According to the Reserve Bank of Australia (RBA), inflation is currently 7%, down from a peak of nearly 8% in December. The official interest rate is 4.10% and news reports suggest it shouldn’t rise much further. However, the cost-of-living crisis continues to bite hard. This month, according to ABC News, power bills for many consumers rose by nearly 20%.
Insurance companies are also struggling with inflation challenges. Many are relying on premium rises to cover rising costs and keep budgets under control.
Gallagher Bassett (GB), one of Australia’s largest third-party administrators (TPAs), has developed strategies for cost containment focused on the claims management process. GB describes the offering as “an insurer’s comprehensive guide to stability amid economic turbulence.”
John White (pictured above) is the firm’s head of sales and client services for general insurance.
“In these times of economic instability, insurers are grappling with skyrocketing claims costs and inflationary pressures,” said Brisbane-based White. “That’s why they’re teaming up with strategic claims partners to tackle these challenges head-on.”
With premium rises such a focus area for insurers, he said pricing optimisation tools and predictive modelling are two ways insurers can effectively manage their pricing strategies.
White said GB’s expertise in this area, including in the provision of reserving and cost containment practices, “is like having a crystal ball that helps insurers confidently navigate the market, offering competitive pricing while keeping profitability in check.”
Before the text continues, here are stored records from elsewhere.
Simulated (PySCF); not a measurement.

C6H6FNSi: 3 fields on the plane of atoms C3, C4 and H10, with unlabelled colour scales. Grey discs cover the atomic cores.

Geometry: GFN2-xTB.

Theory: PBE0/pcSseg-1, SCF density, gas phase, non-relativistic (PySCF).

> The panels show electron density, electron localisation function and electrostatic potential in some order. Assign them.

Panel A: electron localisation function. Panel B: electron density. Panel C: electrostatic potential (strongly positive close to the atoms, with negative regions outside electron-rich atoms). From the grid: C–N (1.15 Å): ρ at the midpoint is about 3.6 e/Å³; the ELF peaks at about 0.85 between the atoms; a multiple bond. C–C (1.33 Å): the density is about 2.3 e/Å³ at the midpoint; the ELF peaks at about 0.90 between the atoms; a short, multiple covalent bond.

However, a current hurdle for insurance companies, he suggested, is the current cost challenges combined with the need to upgrade technology.
“Managing costs in the insurance industry can be challenging, especially when it comes to developing and integrating technology,” said Brisbane-based White. “One of the most effective ways to do this is to work with a strategic claims management partner.”
He said this partnership can facilitate access to industry-leading technologies and improve the claims management processes. White said this will “foster cost efficiencies” and overall performance improvements.
The claims process is a prime candidate for cost savings, said White.
“Using claims technologies to automate the claims process is a tried and tested strategy with many benefits for insurers,” he said. “Automation can significantly reduce the need for rework and additional touchpoints, improve accuracy and ultimately speed up the time to approve and settle a claim.”
He said these tools are key for driving cost savings and also to improve the customer experience.
A more specific insurance operation where costs can be reduced is reinstatement, or restoring lapsed insurance policies to an active status.
“There are a number of ways that insurers can speed up reinstatement,” said White. “Claims management automation technology and effectively partnering with claims managers and repair panels are two ways to accelerate reinstatement.”
He said automation of the claims process, which allows policyholders to lodge claims online, also “drives a more efficient claims-handling process and quicker approvals.”
“It’s also critical that claims managers and their repair partners are fit for purpose, have the right geographical spread, and have established robust and achievable SLAs [service level agreements],” said White.
The operations side is one big part of many insurance businesses. The other side: investment portfolios, can also be very important and higher interest rates can boost their value.
At the end of last year, as interest rates continued their climb, a report by the Swiss Re Institute said the rate hikes would improve investment results over the medium term.
The report anticipated “positive catalysts” for the insurance industry during 2023 and 2024 from expected market rate hardening and higher interest rates.
“The repricing of risk in the real economy and financial markets is actually healthy and a long-term positive,” said Jérôme Haegeli, Swiss Re group chief economist. “Higher risk-free rates should mean higher returns for investing into the real economy.”
The report said commercial lines were projected to benefit most from rate hardening and expand more than personal lines (excluding health). Swiss Re estimated a 3.7% increase in commercial premiums during 2023.
However, the report said inflation remains the “number one” industry concern.
“We forecast high inflation in cost components relevant for insurers, such as construction and healthcare that suggests insurers’ claims and costs could rise markedly in 2022 and 2023, even without considering changes in claims frequency and natural catastrophe activity,” said the report.